Hash Tables
13.6 in your book.
Probably the
unordered_map
class in c++
Probably not
Dictionaries in python
map class in c++
An associative array
Each element has a
potentially
non integer
key
.
Each element has an associated data set.
You would like to be able to quickly access data, like in an array.
Operations (per your book)
MakeDictionary
Insert(key)
Delete(key), but this might be removed.
Lookup(key)
They point out that the universal set of keys might be enormous.
Example (from the book): You are receiving news stories.
To keep from duplicating them, you use the first paragraph as a key!
They limit the first paragraph to 1,000 characters.
In the past, I have indexed into a map with a class as the key.
It is clear that we can not allocate an array the potential size of the map.
So some capacity $c$ is selected.
Hash functions
The idea is to take a key and turn it into an integer
A simple idea for a string would be $h(s) = \sum$ ord(s[i]) $% c$
This is not the best
But it will map strings to the range [0 ... c).
We would then build an array of the data type of size c.
In c++ we would overload the [] function to take a string and run the hash function.
An example: (I stole from the Leviton book)
Let c = 13.
let the hash function be the one given above.

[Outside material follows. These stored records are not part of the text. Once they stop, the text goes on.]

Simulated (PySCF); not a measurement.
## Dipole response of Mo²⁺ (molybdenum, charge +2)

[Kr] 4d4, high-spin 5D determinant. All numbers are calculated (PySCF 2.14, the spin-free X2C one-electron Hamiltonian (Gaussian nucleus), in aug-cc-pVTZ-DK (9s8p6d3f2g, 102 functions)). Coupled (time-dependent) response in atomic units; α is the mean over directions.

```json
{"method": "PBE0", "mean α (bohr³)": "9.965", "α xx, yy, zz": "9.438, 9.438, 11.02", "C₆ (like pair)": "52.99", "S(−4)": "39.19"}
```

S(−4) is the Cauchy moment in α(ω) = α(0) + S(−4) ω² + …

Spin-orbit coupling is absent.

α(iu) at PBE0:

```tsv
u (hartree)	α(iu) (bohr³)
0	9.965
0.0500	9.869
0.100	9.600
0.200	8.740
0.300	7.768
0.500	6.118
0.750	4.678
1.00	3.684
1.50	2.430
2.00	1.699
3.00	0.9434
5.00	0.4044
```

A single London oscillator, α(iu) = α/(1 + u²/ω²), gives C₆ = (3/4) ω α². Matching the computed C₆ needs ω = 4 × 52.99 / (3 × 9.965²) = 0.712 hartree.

A => 1 fool => 9 and => 6 his => 10 money => 7 are => 11 soon => 11 parted => 12
Notice that
are
and
soon
have the same hash values.
This is called a
collision
.
What can we do about collisions?
Open Hashing (chaining)
Build a bin at each hash position.
Search the bin for the key
If it is present replace the data.
If it is not present, add the data in a new location.
Closed Hashing (sometimes called Open Addressing)
If the entry is empty, or the key matches, add the data.
If the entry is full and the key does not match move to the next available space.
This is called
linear probing
, other schemes are possible.
Open hashing has the problem that
With a bad hash function, this can turn into a linked list.
IE all of the keys map to the same location.
Closed hashing has the problems that
You can't delete, the search is predicated on the spots being full.
You can only hold $c$ unique entries. Once the table is full, it is full.
The
load factor
in open hashing
Is the ratio of elements to slots.
If this is low (about 1) then the data should be evenly distributed between the bins.
Let n be the number of entries, and m be the number of bins.
They frequently define this to be $\alpha = \frac{n}{m}$
A search where a good hash function is available is $\Theta(1+\alpha)$.
This assumes that hashing is O(1).
Note, the worst case would be $O(n)$, a linked list.
Closed hashing performance becomes worse as $\alpha$ increases.
With open hashing you can double the table size when $\alpha$ becomes too high.
Create a new table of size 2*capacity.
Rehash all entries.
This is $O(n)$, but could be amortized over all insertions, to be $O(1)$.